BEIJING: Toyota Motor Corp is moving to set up a joint venture in China with a local Chinese company to produce batteries for the country’s fledgling electric-gasoline hybrid car market, a Beijing-based company spokesman said yesterday.
Takanori Yokoi, Toyota spokesman, said the Japanese carmaker is in discussions with Hunan Corun New Energy Co in the southern China province of Hunan to jointly produce nickel-metal hydride batteries for hybrid models Toyota plans to start selling in China around 2015.
Toyota previously said it was working to design key hybrid components in China to make those China-only hybrid models more affordable.
The move comes as Toyota — and other carmakers in China, both indigenous Chinese and foreign — gear up to try to kick-start sales of conventional hybrid cars in China in anticipation of changes in China’s industry policy aimed at nurturing demand for “new energy” cars to include conventional hybrids.
Until now, under the current policy, China provided generous subsidies for private purchases of all-electric battery vehicles and heavily electrified “near all-electric” plug-in hybrids, but only limited support for conventional hybrids. A growing number of industry insiders and experts believe the Chinese government would boost purchase subsidies significantly for conventional hybrids as early as this year.
Toyota’s Yokoi said the Japanese carmaker, which has bet big on petrol-electric hybrid technology since the late 1990s when it began selling the Prius hybrid, plans to launch in China two relatively affordable hybrid models around 2015. One model would be for and marketed by Toyota’s joint venture with Guangzhou Automobile Group Co, one of China’s big state-owned auto enterprises. The other would be for its joint venture with another state-owned auto maker FAW Group.

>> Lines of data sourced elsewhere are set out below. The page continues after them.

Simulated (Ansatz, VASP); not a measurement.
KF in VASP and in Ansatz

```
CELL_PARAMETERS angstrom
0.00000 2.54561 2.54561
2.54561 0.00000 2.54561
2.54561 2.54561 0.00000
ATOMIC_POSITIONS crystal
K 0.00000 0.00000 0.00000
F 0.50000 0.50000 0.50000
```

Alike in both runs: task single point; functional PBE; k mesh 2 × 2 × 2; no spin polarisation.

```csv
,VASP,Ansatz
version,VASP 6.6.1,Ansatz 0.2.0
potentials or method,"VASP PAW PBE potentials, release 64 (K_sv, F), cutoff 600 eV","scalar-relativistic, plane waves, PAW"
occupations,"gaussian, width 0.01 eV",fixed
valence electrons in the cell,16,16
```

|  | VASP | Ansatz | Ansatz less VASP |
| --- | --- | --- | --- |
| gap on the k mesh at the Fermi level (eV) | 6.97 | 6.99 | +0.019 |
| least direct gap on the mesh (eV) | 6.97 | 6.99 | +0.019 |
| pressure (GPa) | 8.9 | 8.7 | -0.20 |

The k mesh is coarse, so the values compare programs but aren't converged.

China is warming to gasoline-electric hybrid cars as it tackles an addiction to fossil fuels, and local indigenous Chinese car makers are heeding the call.
Carmakers like SAIC Motor Corp and Brilliance Auto are developing the fuel-saving technology pioneered by Toyota. Executives at BYD Co said the company plans over the next few years to stop selling petrol-fuelled cars and sell only hybrid and other new-energy cars.